Closed davidak closed 1 year ago
Why does it say 6.2.0 in your log? Are you actually running 6.2.6? Please confirm with uname -a
.
I am running 6.2.6 now, but before the reboot it was 6.2.0 (NixOS 22.11.2999.a7cc81913bb).
Could be already fixed in that version. I watch it.
Had a look at the log, that's a known issue. You have too little free RAM to suspend as suspending means evacuating all VRAM into system memory after the kernel allocator is already in NOIO mode thus cannot swap further. I worked around this with https://git.dolansoft.org/lorenz/memreserver which gets executed before sleep and forces the kernel to keep emough free memory around for supend to succeed. Adjust the amount of memory to your card VRAM +1GiB.
I should make this a NixOS module at some point.
The crash is due to the fact that amdgpu aborts the suspend, which leads to the kernel attempting s2idle which is not properly supported on this platform with an AMD GPU leading to the SMU failing.
that's a known issue. You have too little free RAM to suspend as suspending means evacuating all VRAM into system memory
i have 32 GB RAM, 32 GB SWAP and 8 GB VRAM. i see how that can be an issue in this context when RAM and VRAM are filled
i had reported a similar issue before and there where multiple fixes
https://gitlab.freedesktop.org/drm/amd/-/issues/2223 https://github.com/torvalds/linux/commit/8d4de331f1b24a22d18e3c6116aa25228cf54854 (in 6.1) https://github.com/systemd/systemd/issues/25151 is still open
AMD did fix that just attempting to go to S3 doesn't result in a GPU reset after TTM fails to evacuate the GPU VRAM, instead it aborts the S3 suspend attempt. But it still isn't able to suspend under memory pressure with a GPU with external VRAM because of some annoying design limitations on the PM subsystem (namely that there are no subsystem constraints and no phases, this has also bitten me on the storage/SCSI side). These limitations mean that it cannot perform writeback or swapping at the point where the VRAM eviction happens. Thus even with a lot of swap or nominally free memory being used as cache you end up with this issue. I'm running 64GiB RAM/96GiB swap and still had the same problem.

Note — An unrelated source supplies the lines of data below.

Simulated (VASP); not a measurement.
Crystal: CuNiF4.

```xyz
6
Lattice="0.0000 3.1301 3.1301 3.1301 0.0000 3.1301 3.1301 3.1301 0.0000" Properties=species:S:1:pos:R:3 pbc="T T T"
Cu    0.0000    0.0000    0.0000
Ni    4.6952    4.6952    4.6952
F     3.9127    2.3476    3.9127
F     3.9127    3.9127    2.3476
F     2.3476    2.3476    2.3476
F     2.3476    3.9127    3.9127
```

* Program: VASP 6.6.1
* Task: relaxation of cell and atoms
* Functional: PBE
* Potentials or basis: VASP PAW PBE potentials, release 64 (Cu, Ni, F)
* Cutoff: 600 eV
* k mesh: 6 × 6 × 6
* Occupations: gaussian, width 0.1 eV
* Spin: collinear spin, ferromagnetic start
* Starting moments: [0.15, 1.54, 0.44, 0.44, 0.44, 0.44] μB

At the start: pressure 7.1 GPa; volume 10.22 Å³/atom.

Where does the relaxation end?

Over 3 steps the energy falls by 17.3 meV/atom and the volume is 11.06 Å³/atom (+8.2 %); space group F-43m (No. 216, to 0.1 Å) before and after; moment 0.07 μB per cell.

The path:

systemd just adds fuel to the fire by then attempting to go into s2idle which on AMD does a bunch of work which can result in issues on systems which aren't expected to go into s2idle, but on paper this behavior is acceptable. Crashing/hanging the GPU SMU by doing things not supported on the platform to it is technically on AMD.
I've been running my workaround for more than two years and never had any issues again. It essentially just installs a sleep hook which runs before the kernel actually suspends devices which allocates a bit more memory than the GPU has VRAM, forces the kernel to actually back it with real RAM (by locking it and writing zeroes to it) and then terminates. If the kernel cannot find real free RAM to back this allocation, it has to clear caches, do writebacks or swap out memory pages here while the system is still under normal operation. Then it terminates, leaving behind a large amount of truly free RAM which the kernel can then immediately use to evacuate VRAM into.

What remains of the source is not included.